- Hans Weber
- September 26, 2023
The first ship carrying LNG for the Czech Republic reaches Eemshaven, the Netherlands
The first LNG terminal put into operation in Europe since the start of the war in Ukraine is gradually switching to full operation. After the opening ceremony on 8 September, and the arrival of the tanker Murex with the initial cargo, the first ship with a cargo of liquified gas for ČEZ reaches Eemshaven – the tanker Gaslog Georgetown, coming from the United States.
“The natural gas that we will get thanks to this LNG terminal will help us manage the upcoming winter. We have chosen it because it is the very first LNG terminal put into operation in Europe after the start of Russian aggression against Ukraine,” says Minister of Industry and Trade Jozef Síkela.
The cargo of 170,000 cubic metres of LNG (corresponding to 100 million cubic metres in a gaseous state) set out from the Sabine Pass LNG terminal in the Gulf of Mexico, on the border of Louisiana and Texas, on 23 August. The LNG comes from Cheniere, a major exporter of liquified natural gas that features on the Fortune 500 list of the largest US companies.
“We are glad to say that rapid progress is being made after the commissioning of the terminal and that our first ship carrying LNG has reached the port. Another two tankers with gas for the Czech Republic will arrive in October, and we will subsequently carry on at a rate of two or three ships every month. This is a significant step for the Czech Republic’s energy security and an important safeguard, in the event that gas from other suppliers should cease flowing to the Czech Republic,” said ČEZ’s CEO Daniel Beneš.
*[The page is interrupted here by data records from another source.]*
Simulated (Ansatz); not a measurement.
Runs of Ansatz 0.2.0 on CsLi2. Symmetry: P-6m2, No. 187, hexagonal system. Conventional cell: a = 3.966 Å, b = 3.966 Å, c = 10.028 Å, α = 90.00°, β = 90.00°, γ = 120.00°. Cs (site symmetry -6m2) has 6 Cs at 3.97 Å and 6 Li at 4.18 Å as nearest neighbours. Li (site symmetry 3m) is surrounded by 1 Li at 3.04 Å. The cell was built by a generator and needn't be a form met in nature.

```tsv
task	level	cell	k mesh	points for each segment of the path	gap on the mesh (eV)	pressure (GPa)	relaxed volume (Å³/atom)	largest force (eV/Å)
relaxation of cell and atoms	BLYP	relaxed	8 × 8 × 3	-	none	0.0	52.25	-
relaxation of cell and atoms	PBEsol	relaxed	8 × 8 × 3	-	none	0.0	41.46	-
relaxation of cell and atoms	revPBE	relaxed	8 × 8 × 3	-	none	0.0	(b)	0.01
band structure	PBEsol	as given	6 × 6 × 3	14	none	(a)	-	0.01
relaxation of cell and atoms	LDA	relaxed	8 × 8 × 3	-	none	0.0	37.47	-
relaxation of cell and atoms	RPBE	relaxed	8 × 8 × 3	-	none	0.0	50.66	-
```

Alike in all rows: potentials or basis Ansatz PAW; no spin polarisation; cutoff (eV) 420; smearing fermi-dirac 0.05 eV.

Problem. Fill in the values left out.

The cargo has arrived in the tanker Gaslog Georgetown, which is 293 metres long and 46 metres wide and was launched in 2020.
“We are prepared to do our best to help Europe with energy supplies, now and into the future. This milestone has been achieved at this critical time, but, at the same time, it is the result of long-term collaboration between the governments of the United States and the Czech Republic, as well as of the relationship that Cheniere has with ČEZ and with the Czech Ministries of Industry and Foreign Affairs. We look forward to continuing in our dialogue with our Czech partners about how LNG from Cheniere can help the Czech Republic attain its goals in energy security and climate protection in the coming years and decades,” said Anatol Feygin, Executive Vice President and Chief Commercial Office at Cheniere.
Gaslog Georgetown will now spend several days at Eemshaven. During that time, the liquified gas will first be injected into the terminal and then transformed back to the gaseous state.
The terminal at Eemshaven is the first facility put into operation in Europe since this last February, when the war in Ukraine started. The LNG terminal was successfully prepared and commissioned in the record time of just a few months. The facility will make it possible to supply up to eight billion cubic metres per year, of which three billion are earmarked for the Czech Republic. This volume corresponds to approximately one-third of the country’s annual consumption.
The terminal is comprised of two vessels, the Golar Igloo and the Eemshaven LNG, making it possible to store and regasify the gas (FSRU). Aside from ČEZ, capacity in the terminal was reserved by other well-known energy companies: the Dutch Shell and the French Engie.
At an earlier point, the Ministry of Industry and Trade, in cooperation with the ČEZ Group, had secured the lease of a part of the capacity of the new terminal as well as the route for carrying the gas to the Czech Republic.
Did you know that:
- Long-distance LNG carriage is economical only due to the gas having been previously chilled to minus 160 °C and compressed to liquid form;
- Primarily LNG tankers equipped with LNG regassification equipment are used as FSRU;
- Simpler approval legislation – onshore terminals are subject to more complicated building rules, whereas a deep-water port suffices for floating terminals
- Low initial costs – 50-60% compared to onshore terminals of equal capacity
- Flexibility – after use, they can be sold or transported elsewhere and can also be used as LNG tankers
- Liquified natural gas is heated at the terminals, to convert it back into gas, and then carried to consumers through a system of transport pipelines;
- Since September 2022, entry by sea into Eemshaven port has been adapted to be able to accommodate LNG cargo ships that are 300 metres long, 50 metres wide, and have a displacement of 12 metres;
- LNG is heated using heat obtained from seawater, to restore it to a gaseous state for carriage to consumers through a system of transport pipelines;
Capacity in the terminal has been purchased for five years, from September 2022 through to September 2027.